Welcome to snapintime’s documentation!

snapintime is meant to manage the creation, culling, and send to a remote location of btrfs snapshots.

At this point in time it creates snapshots, culls local snapshots three days old, and can btrfs send/receive to a remote btrfs subvol.

Usage

Grab config.json from the Github repo (https://github.com/djotaku/Snap-in-Time), edit it, and place it in $HOME/.config/snapintime (or /root/.config/snapintime/ if you’re going to run as root)

Creating Local Snapshots

If running from a git clone:

pip -r requirements.txt
cd snapintime
python create_local_snapshots.py

If running from PyPi, run: python -m snapintime.create_local_snapshots

If you want to run it from cron in a virtual environment, you can adapt the following shell script to your situation:

#!/bin/bash
cd "/home/ermesa/Programming Projects/python/cronpip"
source ./bin/activate
python -m snapintime.create_local_snapshots

Make it executable and have cron run that script as often as you like.

For a more involved script, useful for logging, see Putting it All Together.

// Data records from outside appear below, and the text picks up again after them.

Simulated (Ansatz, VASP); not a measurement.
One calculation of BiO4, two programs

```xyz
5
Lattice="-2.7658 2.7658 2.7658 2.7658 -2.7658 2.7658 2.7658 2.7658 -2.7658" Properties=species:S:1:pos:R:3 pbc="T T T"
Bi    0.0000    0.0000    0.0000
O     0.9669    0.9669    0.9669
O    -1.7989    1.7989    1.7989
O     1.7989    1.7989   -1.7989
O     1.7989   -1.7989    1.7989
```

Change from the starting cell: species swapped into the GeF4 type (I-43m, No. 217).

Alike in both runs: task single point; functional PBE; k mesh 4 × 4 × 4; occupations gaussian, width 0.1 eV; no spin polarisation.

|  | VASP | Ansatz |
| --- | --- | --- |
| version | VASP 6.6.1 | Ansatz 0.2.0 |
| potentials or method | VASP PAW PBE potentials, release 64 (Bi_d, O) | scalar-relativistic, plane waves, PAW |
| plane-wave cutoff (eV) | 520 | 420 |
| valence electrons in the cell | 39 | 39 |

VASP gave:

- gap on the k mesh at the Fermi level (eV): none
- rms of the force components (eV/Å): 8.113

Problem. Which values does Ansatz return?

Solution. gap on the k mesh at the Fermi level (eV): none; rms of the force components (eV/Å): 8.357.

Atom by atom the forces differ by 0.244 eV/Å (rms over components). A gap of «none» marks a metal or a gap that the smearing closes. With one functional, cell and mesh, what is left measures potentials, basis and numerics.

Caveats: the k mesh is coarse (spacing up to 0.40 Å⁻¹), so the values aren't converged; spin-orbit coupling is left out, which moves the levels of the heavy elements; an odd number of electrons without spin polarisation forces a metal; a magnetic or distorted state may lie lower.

Backing Up to Remote Location

This code makes the assumption that you have setup ssh keys to allow you to ssh to the remote machine without inputting a password. It is recommended to run the remote backup code BEFORE the culling code to increase the chances that the last snapshot on the remote system is still on the local system. (This will minimize the amount of data that has to be transferred to the remote system.

pip -r requirements.txt
cd snapintime
python remote_backup.py

If running from PyPi, run: python -m snapintime.remote_backup

Culling Local Snapshots

The culling follows the following specification:

  • Three days ago: Leave at most 4 snapshots behind - closest snapshots to 0000, 0600, 1200, and 1800. (implemented)

  • Seven days ago: Leave at most 1 snapshot behind - the last one that day. In a perfect situation, it would be the one taken at 1800. (implemented)

  • 90 days ago: Go from that date up another 90 days and leave at most 1 snapshot per week. (implemented)

  • 365 days ago: Go form that date up another 365 days and leave at most 1 snapshot per quarter (implemented)

(Not going to care about leap years, eventually it’ll fix itself if this is run regularly)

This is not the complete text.